There are a lot of nuances to the story you tell, but the essential question you have to ask yourself is whether you can have two objects with identical content but "differing" only in the ArtificialKey? / ObjectsIdentity?. What happens then ? If you can come up with a satisfactory answer, then you've probably got your schema right. However in many situations creating an identity column is a bad solution to the wrong problem. --CostinCozianu

I've had similar feelings from time to time, but I haven't been able to put my finger on why. For starters, hopefully, we'd never have two objects identical in all ways except their ArtificialKey?/ObjectIdentity. If we did, we'd have a problem. Perhaps you'd be willing to elaborate on the bad solution to the wrong problem part.

Now here we hit the nuances. Basically you're right, if you have two objects differing only in their object identity you have a problem.

There's an exception here, in that it is OK to have object with identical content but which differ in the context of the database instance by the way they relate to other objects. This approach has been there for a very long time, because that's how people were identified: like Jesus son of Joseph and Mary and completed eventually with a whole genealogy usually on the paternal side, because you can bet there were more than one Jesus in Israel. So if two objects have identical value content they still have a chance of being valid if the graph of relationships differ in shape and/or content if you extract the two subgraphs of objects related directly or indirectly to the object in question they are not isomorphic , where the isomorphism has to preserve the class of the object in each vertex and it's value content. To make it clearer I'd probably have to draw some examples, but amazingly, that's how people were identified in my country (and other countries) in old ages, like Ion "son of" Maria, and if there was a confusion they'd go to grand parents Ion "son-of" Maria "son-of" Elena, and so on, and, of course, the naming had to be unique only within the space of a village. When people move to other village the head of the family took the name of his village of origin within its name, so there wouldn't be namespace clashes. That's how my last name came to be "Cozianu" which means "from Cozia". But there isn't uncommon to have names like Amariei which means "Of Mary", those guys had more stable ancestors.

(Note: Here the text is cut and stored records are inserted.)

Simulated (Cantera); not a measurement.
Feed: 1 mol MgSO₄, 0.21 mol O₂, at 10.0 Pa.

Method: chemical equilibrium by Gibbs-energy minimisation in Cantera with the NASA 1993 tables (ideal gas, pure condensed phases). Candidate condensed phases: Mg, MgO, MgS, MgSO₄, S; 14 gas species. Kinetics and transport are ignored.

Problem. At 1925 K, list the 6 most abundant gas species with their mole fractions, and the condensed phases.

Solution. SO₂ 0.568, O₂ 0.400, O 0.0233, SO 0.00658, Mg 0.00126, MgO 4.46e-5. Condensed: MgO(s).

But if people have no problem recognizing simple relationship graph patterns, and creating ad-hoc solutions when problems occur, computer systems are different, and essentially we can't have a generalized graph based identification scheme enforced by the database and/or the software systems. Database support for graph algorithms is essentially none (be it relational or OO database). So we have to stick with the general rule that objects should differ in values, either directly or indirectly. The later case comes up with what is called "weak entities" like the well known OrderLine? (what a bad name) which usually is badly implemented in the relational schema as OrderLine?( OrderLine_OID, Order_OID, Product_OID, quantity), when in fact the primary key should be [Order_OID, Product_OID] and having an OrderLine_OID is absolutely non-sensical, but the thing here is that OrderLine? as an object is undistinguishable by content, it is distinguishable by the way it relates to Order and Product, and as a matter of fact it doesn't make a lot of sense to access an Orderline directly, a user will come either from an Order or a Product. But that's for "weak entities", entities whose existence doesn't make sense alone, they always have to be related to other entity. The core entities should be distinguishable by values, directly.

What I have briefly discussed above are instances of the IdentificationProblem?, and that is the essential problem to be addressed when designing a database schema, creating an E/R diagram, or worse, drawing an object model in UML. Every piece of information in the system has to be identifiable (you have to have a way of pointing to it) and more be uniquely identifiable it doesn't help if you end up pointing of two or more undistinguishable objects.

Of course, UML being brain-dead from its nascence is totally in ignorance of this issue as well as many others. And so is the vast majority of OO literature, but amazingly enough, the problem has been extensively studied not by relational experts, but by researchers in OO data models, although the basics of it are found in Dr. Codd's original paper.

Now, of course one might say that attaching an OID to an "object"/tuple solves this problem, but the tricky thing is that the identification process has to start from the logical perspective of the end-user. The premise of OIDs is that they are totally internal, they're never shown to the user. End-users understand values not pointers, and they understand relations. So, when you attach OIDs/ surrogate keys and declare you won the battle you basically HideTheDirtUnderTheCarpet. The wrong problem being addressed is that every table needs a primary key, and what can be more convenient as primary key than a 4 bytes or 8 bytes autogenerated integer? --CostinCozianu

[[More on this later since the subject is too long, and maybe we can come up with a better name, RelationalObjectIdentity is kind of not making a lot of sense. --CostinCozianu ]]

Relationships can be bit tricky.

On the contrary, the tricky part is getting the relationships right in an object model. In a relational schema, expressing relationships between entities is trivial.

Yes. Relationships with ArtificialKey?s or ObjectIdenty?s are quite easy. Say you have a table of Widgets that hold a collection of Widget Parts. If the Widgets Table and the Widget Parts table each have an ObjectIdenty? column, then a third table can be constructed which is a simple relationship of the Widgets ObjectIdenty? Column to the Widget Parts ObjectIdenty? Column. Better yet, if Widget Parts always belong to one and only one Widget, then the Widget Parts table can simply have a column which is a simple reference the owning Widget ObjectIdenty? column: no relationship table required. I imagine that it could be nearly as simple without an ArtificialKey? in each table, but ease of relationships was something that encouraged this implementation.

See ReadingsInFundamentalsOfObjectOrientedDatabases?.

Primary keys need to (A) be unique (B) not allow null (C) not change (D) non BLOB (BinaryLargeObject?) data. Creating an aditional row with a meaningless primary key is very safe, and never "wrong". If you have data which naturally contains requirements for uniqueness, you may wish to enforce that with a unique index. Additionally, if the data naturally contains a primary key there is nothing wrong with using it, either. It might be confusing to have two unrelated unique indecies on a table. To add to clearity, and maybe to reduce the feeling of duplication, perhaps the natural key would be preferable.